Unlike its predecessors, Multi-Love sounds like a record that would have been impossible to make on one's spare time, so the newly initiated Geare is one of a few musicians who contribute to Multi-Love, as well as a touring member; as Nielson and I speak over the phone, the band's in rehearsals for their upcoming tour supporting the album. According to him, the moving pieces of Multi-Love, which shift and wriggle with constant energy like a child being told to take a nap, have been hard to configure for a live setting—"We've had to work pretty hard, it's like a puzzle"—but they're getting there.

Advertisement

Continued below.

A dense, colorful trip of an album, Multi-Love finds Nielson and his collaborators diving headlong into the vintage-R&B sounds only hinted at on previous songs like Unknown Mortal Orchestra's "How Can U Luv Me"—not to mention II's knockout single "So Good At Being In Trouble," a tune so perfectly redolent of swaggering 60s soul that I have personally found myself heading to the internet many times to double-check that it wasn't a cover of an older song. There are the type of psychedelic keyboard runs that would give any Stevie Wonder fan the warm fuzzies, and Nielson's voice is elastic and helium-infused as ever, the alien glow of his pipes radiating a specific humanity on this go-round.

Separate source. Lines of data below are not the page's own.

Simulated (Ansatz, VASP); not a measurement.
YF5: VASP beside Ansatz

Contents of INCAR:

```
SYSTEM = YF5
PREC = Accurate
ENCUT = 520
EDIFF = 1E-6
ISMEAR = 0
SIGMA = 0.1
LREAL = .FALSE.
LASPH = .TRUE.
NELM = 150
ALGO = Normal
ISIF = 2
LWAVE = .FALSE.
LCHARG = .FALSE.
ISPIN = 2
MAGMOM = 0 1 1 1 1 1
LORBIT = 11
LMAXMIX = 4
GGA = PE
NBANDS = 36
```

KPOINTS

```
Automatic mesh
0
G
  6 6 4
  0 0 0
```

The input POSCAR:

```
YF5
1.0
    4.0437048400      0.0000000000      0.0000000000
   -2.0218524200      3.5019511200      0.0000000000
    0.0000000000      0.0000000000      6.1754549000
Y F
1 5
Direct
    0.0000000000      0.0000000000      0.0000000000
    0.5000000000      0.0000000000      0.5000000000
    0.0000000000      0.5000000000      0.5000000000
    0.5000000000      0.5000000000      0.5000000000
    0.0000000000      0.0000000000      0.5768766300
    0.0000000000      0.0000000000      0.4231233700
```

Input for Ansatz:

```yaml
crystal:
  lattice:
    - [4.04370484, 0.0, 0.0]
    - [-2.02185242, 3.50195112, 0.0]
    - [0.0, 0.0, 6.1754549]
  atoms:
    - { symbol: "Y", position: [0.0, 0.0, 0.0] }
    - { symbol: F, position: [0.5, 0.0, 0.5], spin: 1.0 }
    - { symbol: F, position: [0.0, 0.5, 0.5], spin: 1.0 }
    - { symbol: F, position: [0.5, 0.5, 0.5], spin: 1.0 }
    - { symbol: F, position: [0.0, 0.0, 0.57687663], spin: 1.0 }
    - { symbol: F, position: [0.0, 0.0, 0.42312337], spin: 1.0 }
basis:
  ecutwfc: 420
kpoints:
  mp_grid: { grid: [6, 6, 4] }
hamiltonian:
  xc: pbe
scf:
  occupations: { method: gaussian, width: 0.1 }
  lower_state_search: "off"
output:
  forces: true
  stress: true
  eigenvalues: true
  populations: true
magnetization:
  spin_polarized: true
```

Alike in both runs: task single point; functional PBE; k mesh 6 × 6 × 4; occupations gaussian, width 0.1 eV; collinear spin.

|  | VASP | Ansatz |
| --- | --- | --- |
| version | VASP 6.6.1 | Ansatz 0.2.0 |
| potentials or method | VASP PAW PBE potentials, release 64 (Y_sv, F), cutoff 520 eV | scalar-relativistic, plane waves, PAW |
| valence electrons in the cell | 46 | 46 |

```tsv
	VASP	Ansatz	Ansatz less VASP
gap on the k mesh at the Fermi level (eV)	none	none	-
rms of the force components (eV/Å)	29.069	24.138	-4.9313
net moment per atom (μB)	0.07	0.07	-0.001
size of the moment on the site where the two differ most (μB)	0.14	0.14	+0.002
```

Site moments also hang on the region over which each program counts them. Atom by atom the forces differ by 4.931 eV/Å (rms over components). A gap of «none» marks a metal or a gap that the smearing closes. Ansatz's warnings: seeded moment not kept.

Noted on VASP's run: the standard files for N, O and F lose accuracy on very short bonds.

The arrangements are intricate and labored-over, with breakdowns that suggest Frank Zappa's own freak-outs and melancholic ambient passages smacking of Ariel Pink's drugsick hymnals. Despite the idiosyncratic reference points, though, it's also a record smeared with pop immediacy, one that stands to possibly break Unknown Mortal Orchestra to an even bigger audience. To wit, pop megastar and fellow New Zealander Lorde recently Tweeted lyrics to Multi-Love's radiant title track. "It's weird," he says without a hint of humblebraggery. "I don't know if it makes that much difference to what we're doing."

Clearly, though, it does: he's recently logged collaborations with Frank Ocean and Kimbra, as well as a Brooklyn recording session "working on some disco" with genre-bending up-and-comer Chet Faker. "Collaborating with other people is a different skill. I wasn't particularly good at it before, but I've been putting myself in different situations where I was forced to try to do it. When I get into a situation where I'm supposed to go into a studio and collaborate, I would go in there and there would be too much going on in the studio, and I'd think, 'I can't be creative in this situation.'"

Advertisement

Multi-Love arrives in a musical climate where the notion of a rock guy hopping in the booth with pop and R&B auteurs is practically the norm, to the point of self-parody—but more than ever, Nielson's expressed vision sounds as reverent to history as it comes across as a work of his own. He's not shy about sonic cherry picking to make his own unique pie. "I have a few stylistic tics now that are kind of rare. I worship some different gods—the old gods," he says with a chuckle. "I'm not a clueless rock'n'roll douchebag—I know what's going on. I'm just really obsessed with old music in the sense that I try to learn what makes those old songs tick."

Regardless, non-black artists playing around with the sounds of black music has been a hot topic over the past few years, and Nielson's own mixed-race background—his mother is Polynesian, his father white—allows him his own perspective on the perpetual issue. "I'm in such an ambiguous space in terms of my racial identity that I really don't feel in that zone. I'm not a blue-eyed soul singer—for one, my eyes aren't blue. I'm just as much influenced by white British guys as I am by black Americans. If I'm appropriating black culture, I'm probably appropriating white culture, too."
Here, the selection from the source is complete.